CLIOPATRIA: A Group Blog

Robert KC Johnson

Summers' Departure

I agree with Tim Burke that a central lesson of Larry Summers’ resignation is that “academic institutions have become extraordinarily difficult to lead in some strongly centralized and idiosyncratic direction,” and a determined presidential agenda “would go a lot further in the hands of someone more skilled politically and interpersonally than Summers.” I was struck, in recent weeks, by how few members of the Harvard faculty spoke up in Summers’ defense. A leader with no followers has lost the ability to lead.

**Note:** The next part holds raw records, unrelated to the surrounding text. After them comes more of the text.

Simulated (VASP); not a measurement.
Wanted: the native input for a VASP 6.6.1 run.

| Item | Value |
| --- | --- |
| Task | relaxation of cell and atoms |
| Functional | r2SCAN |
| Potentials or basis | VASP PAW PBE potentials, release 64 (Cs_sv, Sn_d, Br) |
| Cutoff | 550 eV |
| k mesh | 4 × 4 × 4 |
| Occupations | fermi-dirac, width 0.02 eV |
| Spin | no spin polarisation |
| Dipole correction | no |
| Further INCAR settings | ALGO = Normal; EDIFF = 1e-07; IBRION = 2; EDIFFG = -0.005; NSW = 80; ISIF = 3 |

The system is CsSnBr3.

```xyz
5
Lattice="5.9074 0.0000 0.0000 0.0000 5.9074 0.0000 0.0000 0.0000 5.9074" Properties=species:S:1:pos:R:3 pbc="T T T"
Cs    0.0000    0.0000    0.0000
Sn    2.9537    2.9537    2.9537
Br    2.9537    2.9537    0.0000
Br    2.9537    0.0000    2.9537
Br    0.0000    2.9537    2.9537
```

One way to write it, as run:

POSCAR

That said, it also seems to me impossible to disentangle Summers’ leadership difficulties from broader ideological issues affecting the academy. The original draft of the 2005 faculty resolution listed three specific events justifying a motion of no confidence: the president’s remarks about women in science; his handling of the Cornel West matter; and his denunciation of a proposed faculty resolution urging Harvard to divest from firms doing business in Israel. In an attempt to win the votes of more moderate faculty members, the final resolution excluded mention of specific issues. But had Summers taken the opposite position on these three matters, it’s very, very hard to believe that a no-confidence measure would ever have been introduced, much less passed.

Of the three, the women-in-science issue most clearly demonstrated Summers’ political and interpersonal failings. For a president of any university, much less Harvard, to deliver remarks challenging the defining creed of the contemporary professoriate—“diversity”—requires careful thought, not the sloppy and almost casual reasoning offered by Summers in his speech. He then forfeited any claim to the protections of academic freedom by first refusing for several weeks to release the text of his remarks and then repeatedly apologizing for not simply the tone but also the substance of his comments. And, finally, he alienated supporters among the faculty by attempting to appease his critics. It’s easy to critique Summers’ performance on this matter in retrospect, but it’s also easy to maintain that he mishandled this matter from start to finish.

On the other two issues cited in the original no confidence resolution, however, I’m far less willing to cite political or leadership failures by Summers. Tim notes:

It’s especially important for a reformer in an academic institution to try and formulate reforms in terms that are potentially applicable even-handedly, across the board, and offered in a collaborative spirit. If you want to argue that you expect your faculty to dedicate themselves more to teaching, for example, you don’t pick one or two people to harass over that question. You propose a general standard, push for it insistently in general meetings, and try to figure out ways to hold people accountable from that point onward for meeting that standard. You pursue practices of transparency and accountability that include your own office as a way to expose practices or behaviors that you want to reform.”

On the path that led to Cornel West’s departure, I would argue that Summers by and large followed this approach. By all accounts, he made scholarly accomplishments the preeminent qualification in his personnel decisions, across the board. He urged the faculty to pay more attention to grade inflation. He promoted a variety of (highly commendable) reforms to encourage more interaction between senior faculty and undergraduates. West posed a special problem: he was alone among University Professors, the most distinguished appointments in the Harvard faculty, in essentially eschewing research, and his courses had developed a reputation for sloppy teaching and grade inflation. In retrospect, Summers should simply have ignored him. But, on the other hand, the president’s approach—a private meeting with West to raise his concerns—was not out of line; it was West who brought the matter into the public domain, not Summers.

On the third issue that produced the no confidence resolution—the proposed faculty resolution demanding divestment from firms doing business in Israel, a motion that implied that Harvard would officially hold Israel to a different standard than any other nation in the world—I would argue that Summers’ conduct was absolutely right, and the president’s personal or political skills had no bearing on the criticism that he received. (Lee Bollinger faced almost identical faculty criticism when he spoke out against a comparable resolution at Columbia.) A university president has no more important function than to use his bully pulpit to speak out when members of the faculty have lost their moral bearings.

The anonymous comments from university presidents in Scott Jaschik’s piece depressed me; it seems likely that most presidents (who, after all, most want to keep their jobs) will take from the Summers affair a lesson that, regardless of their own interpersonal or political skills, it’s simply too risky to speak out on any matter that challenges the agenda of a committed segment of the faculty. As for Harvard, I hope the corporation chooses someone who will implement Summers’ agenda, but in a more skillful fashion; I fear the selection of a figure like Princeton president Shirley Tilghman, who would only enhance the power of the most extreme of Summers’ faculty critics.